Top 5 financial posts of the trading week 11/2024
Summary of the trading week in 5 posts with the most interactions on X
In this series, I’ve been bringing out 5 financial posts of the week with the largest number of interactions from my feed on the X platform. I am aware that not everybody uses X regularly so I thought it could provide some value to your analysis, and investment process.
Weekly performance. In the below attachment you can see last week’s performance of the major US indexes, the VIX volatility index, Bitcoin, and gold. After higher-than-expected CPI and PPI inflation data in the US last week, the US stocks held pretty well and ended the week slightly lower with Small Caps (Russell 2000) underperforming. Going forward, this week will be very intensive in terms of the market-moving events with the most important - the Fed meeting coming up on Wednesday.
Last week, a lot of attention (as usual) had the S&P 500 index performance, and more importantly, the wedge pattern it has been holding for the last several months. At the time of writing, the S&P 500 futures are up +1% and it looks like the wedge has not broken down yet.
Notable bankruptcy filings update. In the US there were 85 bankruptcies in February and January, lower than in 2023. When looking at even larger corporates, there have been 29 global defaults year to date, the highest since the Great Financial Crisis.
As liquidity has been the main driver in the markets (see second attachment below) it is key to be aware of the Fed’s recent program coming to an end. The so-called Bank Term Funding Program initiated in March 2023 has come to an end on Monday, March 11.

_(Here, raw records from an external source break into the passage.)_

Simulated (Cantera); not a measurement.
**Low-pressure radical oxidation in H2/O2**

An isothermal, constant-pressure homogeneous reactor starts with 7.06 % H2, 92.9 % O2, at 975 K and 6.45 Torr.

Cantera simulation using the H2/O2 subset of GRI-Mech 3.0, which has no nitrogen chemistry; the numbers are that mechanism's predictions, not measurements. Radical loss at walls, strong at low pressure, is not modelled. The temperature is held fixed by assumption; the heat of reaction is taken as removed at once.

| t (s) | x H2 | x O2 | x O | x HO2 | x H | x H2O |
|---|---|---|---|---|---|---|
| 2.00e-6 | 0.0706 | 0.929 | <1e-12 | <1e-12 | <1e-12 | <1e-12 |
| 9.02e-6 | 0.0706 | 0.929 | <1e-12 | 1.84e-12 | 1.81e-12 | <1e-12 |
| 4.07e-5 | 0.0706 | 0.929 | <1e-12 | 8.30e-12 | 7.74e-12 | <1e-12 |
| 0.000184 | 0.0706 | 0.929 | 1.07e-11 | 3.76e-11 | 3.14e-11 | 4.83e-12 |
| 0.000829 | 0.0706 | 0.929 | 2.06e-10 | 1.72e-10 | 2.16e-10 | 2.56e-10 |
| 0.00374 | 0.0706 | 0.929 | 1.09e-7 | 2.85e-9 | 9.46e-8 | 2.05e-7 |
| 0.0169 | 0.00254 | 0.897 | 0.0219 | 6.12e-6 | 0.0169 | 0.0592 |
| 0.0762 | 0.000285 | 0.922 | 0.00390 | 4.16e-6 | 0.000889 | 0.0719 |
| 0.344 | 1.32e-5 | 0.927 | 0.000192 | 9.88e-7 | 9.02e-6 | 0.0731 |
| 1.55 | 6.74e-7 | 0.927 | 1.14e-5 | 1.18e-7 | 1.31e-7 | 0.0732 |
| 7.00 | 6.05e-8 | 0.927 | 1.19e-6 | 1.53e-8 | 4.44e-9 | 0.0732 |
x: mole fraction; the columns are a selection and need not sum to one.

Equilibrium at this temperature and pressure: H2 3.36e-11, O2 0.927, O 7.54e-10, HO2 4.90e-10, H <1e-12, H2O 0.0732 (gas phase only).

“Overall liquidity, as defined by the Fed’s balance sheet, less reverse repos (RRP) less the Treasury’s cash balance at the Fed (TGA), has been rising since mid-2023, taking stocks with it.” Jurrien Timmer, Fidelity
Productivity in the United States, European Union, and the United Kingdom. As per the Financial Times analysis below, the US productivity has risen much faster than in the Eurozone and the UK. The difference is clearly seen since the end of the Great Financial Crisis (2009). Looks like fragmentation in Europe, a slow fiscal policy response, and overregulation have led this economic bloc to a competitive crisis. It is also has been visible in economic growth - GDP numbers over the years.